Evolving Geopolitics and Shift in Global Payments Systems

The European Union (EU) central bank has frozen Russian reserves approximately €300 billion of assets since start of Ukraine war, with most held at Euroclear in Belgium. Freezing Russian assets by the EU can indeed erode trust in Western financial systems. When governments seize or restrict access to foreign assets it signals to other nations and investors that their wealth could be at risk under similar geopolitical pressures. This undermines confidence in the stability and impartiality of Western financial institutions, which rely on trust to function as global hubs. Non-Western countries might accelerate efforts to diversify away from dollar- or euro-based systems, fearing similar actions. The SWIFT system’s use as a sanction tool already sparked such concerns, pushing some nations toward alternative payment networks like China’s CIPS.

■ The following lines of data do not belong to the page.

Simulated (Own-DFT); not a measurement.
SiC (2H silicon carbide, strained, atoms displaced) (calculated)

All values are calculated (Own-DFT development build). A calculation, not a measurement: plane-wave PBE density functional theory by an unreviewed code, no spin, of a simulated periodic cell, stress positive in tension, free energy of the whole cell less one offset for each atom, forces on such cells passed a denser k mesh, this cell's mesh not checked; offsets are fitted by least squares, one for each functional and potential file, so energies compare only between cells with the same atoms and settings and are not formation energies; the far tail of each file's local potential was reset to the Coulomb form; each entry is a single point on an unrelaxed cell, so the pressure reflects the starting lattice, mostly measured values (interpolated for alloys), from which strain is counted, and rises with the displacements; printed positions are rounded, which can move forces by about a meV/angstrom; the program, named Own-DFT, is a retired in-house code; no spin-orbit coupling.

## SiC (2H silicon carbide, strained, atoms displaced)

Though these measures are stated to counter Russia’s actions, it may not be in spirit of upholding international law but rather act as weaponizing financial systems. However, the precedent set for Russian central bank reserves may spook investors and governments globally, as it shows assets may be targeted for political reasons. This may weaken the euro’s appeal as a reserve currency and bolster calls for de-dollarization or decentralized systems.

The ongoing shift from SWIFT to regional payment networks is a notable trend in global finance, driven by geopolitical, economic, and technological factors. Though SWIFT remains the backbone of global payments, regional networks and fintech solutions are gaining traction for their speed, cost-effectiveness, and sanction-avoidance capabilities.

Countries facing sanctions or exclusion from SWIFT are developing alternatives to reduce reliance on Western-dominated systems. China’s Cross-Border Interbank Payment System (CIPS) Processes $17 trillion annually, with growing adoption for yuan-based trade. mBridge is a CBDC-based platform. It is being used for cross-border settlements, involving China, Hong Kong, UAE, and Thailand. Non-Bank Providers e.g. Companies like Wise, Airwallex, and Inpay offer faster, cheaper transfers using local rails or proprietary networks. Iran’s ACUMER is designed to bypass SWIFT and facilitate trade under sanctions.

SWIFT transactions often involve high fees (transaction and FX fees, up to 3.5%) and can take 1–6 days due to intermediary banks. Regional networks like CIPS or alternatives like Airwallex and Inpay leverage local rails for faster (same-day) and cheaper transfers, with 90% of Airwallex transactions using local rails.

Blockchain and digital currencies (e.g., China’s mBridge CBDC pilot) enable near-instant settlements, reducing costs by up to 98% compared to SWIFT. ISO 20022 standards, adopted by SWIFT and others, improve interoperability but also allow regional systems to integrate more efficiently.

Southeast Asian countries (e.g., Indonesia, Malaysia, Philippines) are building regional payment gateways to connect national systems, though aligning regulations remains a challenge. BRICS+ nations are exploring interconnected regional payment systems to reduce dependence on a single reserve currency like the U.S. dollar.

SWIFT’s reliability and network effect (44.8 million daily messages) make it hard to replace, despite criticisms of cost and speed. It remains dominant, handling $150 trillion annually across 11,000 institutions. SWIFT is adopting ISO 20022 to enhance data richness and interoperability, though full migration is ongoing.

Innovations like SWIFT Go (processes 85% of low-value payments and completes in 3 minutes) and GPI (60% of payments credited in 30 minutes) address speed and transparency concerns. De-dollarization is visible. Though the dollar still dominates at ~88% of SWIFT transactions,  according to various estimates, China’s share of global trade in yuan rose from 1.9% in 2019 to 3.2% by 2024. A multipolar payment landscape is emerging. Though SWIFT’s scale and trust is keeping it central for now, it is being challenged by regional systems, increasing complexity and reduce global interoperability.